Last week was record-setting for the financial markets. We saw a few days in the top-ten all time value traded in equities ($791B), as well as Thursday and Friday this week in the top 15 days ever on volume in equities. If you are a software or hardware engineer in Fintech, most likely you’re seeing greater processing volume and much higher than average usage of your systems. Market volume, volatility, and events like the 4.4% one-day point drop in the Dow, the highest ever, have had cascading impacts across calculation, analytics, risk, portfolio accounting, and pretty much every system that touches the markets. If you are lucky enough to work with real-time market data, this was (hopefully) a defining week that really showed what your systems can do. If not, this was a week that should make it easy to justify addressing gaps and taking action on your lessons learned.
At PEAK6 Capital Management, we’ve been in the options markets and successful for over 22 years. Last week’s market activity highlighted not only the collaborative environment we have between our trading desk and engineering, but was also a testament to the continuous evolution of our trading systems. These systems allow us to provide liquidity, increase market flow, and carry risk when our counterparties need it most. They do this by giving our traders a view of the markets, a view of our positions, and the ability to analyze and act on opportunities as conditions change.
To make sure we keep getting better, our product and engineering teams push on technical initiatives. Adopting infrastructure as code, updating our service mesh, coordinating nightly processing with Apache Airflow, unifying streaming data pipelines using Apache Kafka, and leaning on Kubernetes for scheduling have made it easier than ever to scale, deploy, and quickly adjust to changing demands on our systems. That’s not to say we don’t run into issues or occasionally exit the market when our risk checks deem it necessary. Rather, we’re continually learning and continually making our systems more resilient, better able to meet demand.
Great systems are built on a clear understanding of their nonfunctional requirements, including availability, usability, maintainability, extensibility, and scalability. Our systems are built for low-latency (in the millis) market analysis and trading strategy execution. We are not a high-frequency trading platform and by making this distinction, we have a bit more flexibility choosing between our systems’ maintainability and scalability. However, as you’ll see in the numbers below, we still love our metrics and understanding exactly how our systems are performing.
So, what do record setting market conditions look like for an options trading platform?
Record Setting, Unprecedented
To understand how last week went for our systems, it’s necessary to understand historic market values. The following chart shows all previous market selloffs with number of days from peak to 10% drawdown. The drop last week moved ridiculously fast and took only six days!
If we look at the S&P 500 (SPY), we can see the free fall (left) and overall SPY traded on Friday (right) was the highest it has ever seen (104.27B).

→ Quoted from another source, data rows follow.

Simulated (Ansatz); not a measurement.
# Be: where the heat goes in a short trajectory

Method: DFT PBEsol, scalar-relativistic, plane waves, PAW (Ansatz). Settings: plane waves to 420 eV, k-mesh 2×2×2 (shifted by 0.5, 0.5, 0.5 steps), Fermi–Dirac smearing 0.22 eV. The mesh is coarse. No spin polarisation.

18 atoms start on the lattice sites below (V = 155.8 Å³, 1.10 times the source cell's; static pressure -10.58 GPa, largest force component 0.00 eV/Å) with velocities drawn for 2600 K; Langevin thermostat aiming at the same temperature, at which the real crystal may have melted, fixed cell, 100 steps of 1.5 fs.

Option markets’ volumes both by notional value and number of contracts show a similar picture. The following two charts below show how options volume compared to previous weeks.
The above notional by market shows a small jump Tuesday around $25B with giant leaps in notional Thursday ($34B) and Friday ($50B). The below contracts by market shows a marked increase beginning on Friday the 21st moving from ~30 million to just over ~40 million contracts.
Record-setting volume like this is not seen often and, as we’ll see below, it puts our systems to the test.
A Rising Tide Lifts… Our Data Processors?
Looking across our trading platform, the first and most obvious place we saw impact were across our market data feeds. These run daily receiving tick by tick data for options’ quotes and trades. If we look back through October 2018, we see a fairly consistent messages per day between ~25 and ~50 billion. Starting in late January, however, you start to see rates increase with huge peaks for the last week well over 75B messages per day culminating in over 101B messages per day processed on Friday. And this is only our options data. It doesn’t count our CTA and UTP stock data integrations.
As this market data moves downstream, we calculate derived data like prices, greeks, and user-defined calcs. These get pumped into the tools our traders use to get a real-time view of the markets. You can see the impact from the CPU load on our data daemons, especially on Tuesday, when one of these nodes bounced and our scripts rebalanced.
As more volatility means more opportunity, our execution systems also experienced sustained bursts generated both by our trading desk and recalculation events for risk checks and fill rates as we went out to the market. This meant more reactive processing end to end throughout each day.
After trading hours, all of this data and all these trades need to go through clearing where nightly processing will kick out final settlements, positions, and reports that will fuel analysis for the coming day. These systems also had to deal with the huge volume, and we saw not only delayed processing from our data vendors, but also increased load on our realtime, archiving and nightly data summarization. For example, on a normal week, we might process ~5 TB per day tick data, but last week we had ~8 TB per day.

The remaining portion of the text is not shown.